Lieutenant Colonel The Hon. Ralph Gerard Alexander Hamilton
581017
View record on CWGC

Ralph Gerard Alexander Hamilton, only son of 10th Lord Belhaven and Stenton, was born on 22nd February 1883 and was educated at Eton and Sandhurst.

At the outbreak of the First World War, he was commanding the Essex Horse Artillery but finding that this Territorial regiment was not likely to see imminent active service, he managed to become appointed as a temporary interpreter with the 7th Division and was soon involved in the First Battle of Ypres.

On 23rd October 1914, he was badly bruised when a shell blew him from his horse and he was repatriated back to England.

He was transferred to the 2nd Life Guards on 9th December 1915 and returned to France in January, but three months later, as his temporary appointment was over, he returned to England and joined the Reserve Regiment at Windsor.

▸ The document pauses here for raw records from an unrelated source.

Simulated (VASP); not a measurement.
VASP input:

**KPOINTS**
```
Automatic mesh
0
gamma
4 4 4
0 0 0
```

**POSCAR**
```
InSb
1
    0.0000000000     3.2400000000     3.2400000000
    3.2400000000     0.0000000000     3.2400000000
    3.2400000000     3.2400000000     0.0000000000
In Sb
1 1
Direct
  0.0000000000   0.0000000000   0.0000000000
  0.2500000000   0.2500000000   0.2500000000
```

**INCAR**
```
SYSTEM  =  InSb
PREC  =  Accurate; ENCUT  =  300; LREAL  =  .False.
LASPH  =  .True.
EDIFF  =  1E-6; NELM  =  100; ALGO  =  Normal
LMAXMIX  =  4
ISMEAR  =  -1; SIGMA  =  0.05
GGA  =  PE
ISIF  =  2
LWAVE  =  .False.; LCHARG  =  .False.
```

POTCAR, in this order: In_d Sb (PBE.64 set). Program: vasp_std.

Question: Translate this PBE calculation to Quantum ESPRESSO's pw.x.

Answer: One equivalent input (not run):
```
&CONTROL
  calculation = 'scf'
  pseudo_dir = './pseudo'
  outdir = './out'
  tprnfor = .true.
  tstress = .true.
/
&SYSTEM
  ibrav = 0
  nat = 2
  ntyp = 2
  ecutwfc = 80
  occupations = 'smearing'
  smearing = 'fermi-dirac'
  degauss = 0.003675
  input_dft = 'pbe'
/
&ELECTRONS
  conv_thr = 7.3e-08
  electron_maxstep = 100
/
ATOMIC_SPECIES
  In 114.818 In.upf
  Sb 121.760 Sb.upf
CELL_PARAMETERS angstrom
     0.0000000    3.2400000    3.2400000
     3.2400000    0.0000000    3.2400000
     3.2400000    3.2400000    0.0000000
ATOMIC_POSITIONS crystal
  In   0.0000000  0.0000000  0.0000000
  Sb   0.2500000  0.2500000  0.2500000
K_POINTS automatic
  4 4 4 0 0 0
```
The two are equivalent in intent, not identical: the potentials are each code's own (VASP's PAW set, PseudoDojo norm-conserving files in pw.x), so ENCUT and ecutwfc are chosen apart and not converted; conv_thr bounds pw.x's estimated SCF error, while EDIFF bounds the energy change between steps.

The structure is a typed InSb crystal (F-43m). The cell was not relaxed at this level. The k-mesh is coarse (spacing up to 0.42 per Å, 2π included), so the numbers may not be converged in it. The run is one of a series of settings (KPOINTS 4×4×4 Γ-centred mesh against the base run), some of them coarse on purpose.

He then took command of "C" Battery 106th Bde, Royal Field Artillery, which had landed in France in September 1914. From then on, apart from several periods of leave, he served continuously on the Western Front – seeing action in all three Battles of Ypres; the Battle of Loos; the Somme Offensive; and the fighting around Messines – during which he was promoted to Lieutenant Colonel.

He was killed near Amiens on 31st March 1918 and is buried in Rouvrel Communal Cemetery. The last entry in his very detailed diary is a copy of the letter sent to his wife, Grizel, dated two days before he died, in which he requested that she send a long list of personal items “as I have lost everything I possess”.